Trump and Nixon hail law and order for everyone but themselves

Trump's sudden firing of the US domestic intelligence chief means provoking a "tribe" of law enforcement that brought down the former president four decades ago

Richard Nixon leaves the White House after resigning his post in 1974 following the Watergate scandal.
TRT World and Agencies

Richard Nixon leaves the White House after resigning his post in 1974 following the Watergate scandal.

How much do President Donald Trump and his predecessor Richard Nixon have in common? By some measure, they're extremely different politicians, but by other measures their attitudes toward their positions are startlingly similar.

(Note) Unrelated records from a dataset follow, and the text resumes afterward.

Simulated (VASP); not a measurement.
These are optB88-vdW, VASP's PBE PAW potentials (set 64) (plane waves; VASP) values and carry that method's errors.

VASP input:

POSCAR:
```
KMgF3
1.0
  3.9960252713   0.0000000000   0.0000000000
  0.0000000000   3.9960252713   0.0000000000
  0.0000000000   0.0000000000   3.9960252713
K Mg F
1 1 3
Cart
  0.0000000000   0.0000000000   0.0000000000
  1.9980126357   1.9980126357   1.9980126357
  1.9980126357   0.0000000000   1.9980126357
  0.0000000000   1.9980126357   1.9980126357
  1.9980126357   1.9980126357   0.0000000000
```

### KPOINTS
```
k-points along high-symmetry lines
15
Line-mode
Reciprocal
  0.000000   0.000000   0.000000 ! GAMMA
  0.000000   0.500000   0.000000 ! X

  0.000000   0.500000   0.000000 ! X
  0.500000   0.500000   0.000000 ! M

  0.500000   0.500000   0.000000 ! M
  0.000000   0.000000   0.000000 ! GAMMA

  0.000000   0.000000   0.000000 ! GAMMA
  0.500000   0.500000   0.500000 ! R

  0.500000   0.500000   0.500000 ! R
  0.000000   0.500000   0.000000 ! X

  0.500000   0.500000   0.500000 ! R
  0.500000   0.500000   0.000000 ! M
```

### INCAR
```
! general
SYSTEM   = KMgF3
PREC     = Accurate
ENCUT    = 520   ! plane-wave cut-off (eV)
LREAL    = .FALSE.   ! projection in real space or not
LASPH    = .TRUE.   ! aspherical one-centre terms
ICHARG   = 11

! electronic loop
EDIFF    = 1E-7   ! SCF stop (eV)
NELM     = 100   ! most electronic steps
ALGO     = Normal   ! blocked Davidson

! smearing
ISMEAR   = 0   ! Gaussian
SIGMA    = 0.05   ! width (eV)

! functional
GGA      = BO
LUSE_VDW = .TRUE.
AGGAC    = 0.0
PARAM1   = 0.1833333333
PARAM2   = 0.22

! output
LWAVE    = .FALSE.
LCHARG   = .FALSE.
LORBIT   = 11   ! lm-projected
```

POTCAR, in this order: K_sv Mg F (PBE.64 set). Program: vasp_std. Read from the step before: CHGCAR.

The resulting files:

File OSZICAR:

Both pledged to bring back law and order, but have tried to evade law and order by any means necessary. And both have brazenly challenged the FBI, behaviour that led to an FBI official leaking information damaging enough to bring about NIxon's downfall. What's different about Trump is that while Nixon was secretive and careful in his speech, Trump chooses to broadcast his views on Twitter and in interviews with the press.

On Tuesday, US President Donald Trump abruptly fired James Comey, director of the Federal Bureau of Investigation, which was investigating links between his campaign, administration and Russian influence in the 2016 election – a simmering scandal that his political opponents believe should and could lead to his ouster from office.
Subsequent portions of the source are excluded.